The Mekhanobr Institute’s research has highlighted a comprehensive set of measures to improve the productivity of grinding sections of processing plants, including those related to discharge grates. It has been shown that with increasing mill size, a number of unfavorable technical and technological factors emerge, leading to a series of ball mill redesigns to convert them to central discharge.

The above circumstances, as well as other cases where the mesh size of an autogenous mill grate is 60×60 mm, and no grains larger than 10 mm are observed in the mill discharge, served as the basis for conducting specialized research.

The main objective during the research period was to evaluate the influence of key grate parameters (the configuration and size of the openings, their placement along the end face, and the design of the lifters) and process factors (the content of fines in the mill) on its overall throughput and diamond throughput in particular.

• Round openings have the lowest throughput;
• The throughput of short openings (a, c) is 5-8 times higher than that of traditional conical openings (b, d);
• The throughput of radially located slots is maximum;
• The throughput of openings located downstream of the lifter (radial rib) (in the «shadow zone») is 5-6 times lower than that of openings located upstream of the lifters;
• The average particle size of the waste discharged through the screen at the periphery of the drum (belts 10, 11, 12) is 1.5-2 times lower than that at the center of the drum (belts 1, 2, 3);
• Overall, the throughput of a screen with «regular» mesh sizes is virtually independent of the «live» cross-sectional area.
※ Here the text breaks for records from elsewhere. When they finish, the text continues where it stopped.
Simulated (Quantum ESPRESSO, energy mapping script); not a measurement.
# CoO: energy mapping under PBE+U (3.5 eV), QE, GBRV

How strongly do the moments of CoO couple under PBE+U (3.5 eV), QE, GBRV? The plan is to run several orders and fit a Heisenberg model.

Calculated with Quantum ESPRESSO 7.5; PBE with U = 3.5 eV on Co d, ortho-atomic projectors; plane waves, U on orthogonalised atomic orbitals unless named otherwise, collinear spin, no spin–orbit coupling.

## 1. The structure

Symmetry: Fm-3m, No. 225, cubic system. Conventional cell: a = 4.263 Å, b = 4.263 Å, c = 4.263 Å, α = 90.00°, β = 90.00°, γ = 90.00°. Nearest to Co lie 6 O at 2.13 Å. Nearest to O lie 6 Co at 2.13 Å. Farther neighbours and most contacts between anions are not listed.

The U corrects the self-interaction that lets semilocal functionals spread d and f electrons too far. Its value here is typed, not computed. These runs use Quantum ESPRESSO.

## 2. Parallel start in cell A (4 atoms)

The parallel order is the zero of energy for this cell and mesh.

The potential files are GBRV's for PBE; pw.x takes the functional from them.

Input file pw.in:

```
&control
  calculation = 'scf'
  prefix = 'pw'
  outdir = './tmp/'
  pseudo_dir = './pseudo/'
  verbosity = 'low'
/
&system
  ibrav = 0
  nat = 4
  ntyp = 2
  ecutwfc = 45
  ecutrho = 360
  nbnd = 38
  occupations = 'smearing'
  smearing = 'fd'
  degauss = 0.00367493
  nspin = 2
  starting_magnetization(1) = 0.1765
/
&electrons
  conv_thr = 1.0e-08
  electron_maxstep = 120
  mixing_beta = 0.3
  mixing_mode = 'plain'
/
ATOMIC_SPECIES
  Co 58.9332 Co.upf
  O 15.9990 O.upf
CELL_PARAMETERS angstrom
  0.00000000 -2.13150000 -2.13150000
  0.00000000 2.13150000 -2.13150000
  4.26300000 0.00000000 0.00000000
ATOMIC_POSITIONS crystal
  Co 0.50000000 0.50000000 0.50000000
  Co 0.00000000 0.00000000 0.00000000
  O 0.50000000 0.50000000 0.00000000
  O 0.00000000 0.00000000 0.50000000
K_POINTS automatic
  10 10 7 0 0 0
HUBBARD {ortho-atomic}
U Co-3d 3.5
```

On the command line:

   For example, when the cross-sectional area of the grate was increased by a factor of 10, the throughput remained virtually unchanged. However, the particle size distribution of the ground product changed significantly: the yield of fine particles (0.07%) decreased by a factor of 2.5 (from 67% to 27%). Therefore, by selecting the mesh size, it is possible to influence the granulometry of the finished product without reducing the grate throughput.

Based on the above, the design of the grate for an autogenous grinding mill, a sketch of which is shown in Figure 2, is quite clear. It must meet the following requirements:

• The screen openings must be slotted and located along the radius;
• The thickness of the screen plate in the area of the slot must not exceed the slot width, and the slot length must not be less than three times the width;
• The slot width must vary from the periphery to the center, depending on the granulometry task;
• The entire surface of the screens must be equipped with heels, with the most exposed part (levels 5-9) equipped with large heels, which protect the surface from large particles while allowing fine material to slide freely along the screening surface, finding its slot;
• The size of the «cross-sectional area» should not be decisive, but it is important to keep in mind that the configuration and dimensions of the slots must meet the above conditions;
• The strength characteristics of the screen are ensured by the closed-beam structure of the inner surface facing the unloading chamber and the heel structure of the outer surface facing the loading window.

   Figure 3 shows a sketch of the recommended ball mill grate. Unlike the traditional grate (Figure 4), the cross-sectional area is reduced by a factor of 3, the taper of the opening is significantly (2 times) larger, and the cell walls run parallel to a depth of 10-15 mm, allowing for a calibrated, predetermined cell width over a long period of time. Unlike the traditional grate, the working surface of the new grate is protected from the impact of the balls by heels positioned so as to ensure constant relative movement of the pulp along the grate. This is actively facilitated by the absence of any radial ribs. The strength characteristics of the new grate are ensured by a closed system of stiffening ribs located on the opposite working side (View A).

Overall, the new grate is 20% lighter than the traditional grate and therefore 20% less expensive.

To ensure the continuous discharge of «inefficient» sized balls, it is possible to select a location on the grate for the opening through which this ball size will be preferentially discharged.

Based on the above data and our own practical experience, we believe that some companies’ replacement of the screen discharge system with a drain discharge system not only reduces mill throughput but also contributes to larger overflows and, most importantly, to overgrinding of the useful component.

The screen proposed for testing, thanks to its increased (several times) throughput, will allow the grinding section to operate with greater circulation, which will further contribute to reducing overgrinding. Adding a cantilever mill with its short drum and a larger screen area (1.5-1.8 times) to this approach will further reduce overgrinding. In this regard, it’s also worth mentioning the new hydrocyclones currently being tested at TTD. Their separation efficiency down to 74 µm suggests that their use alone could increase mill productivity by 5-10%.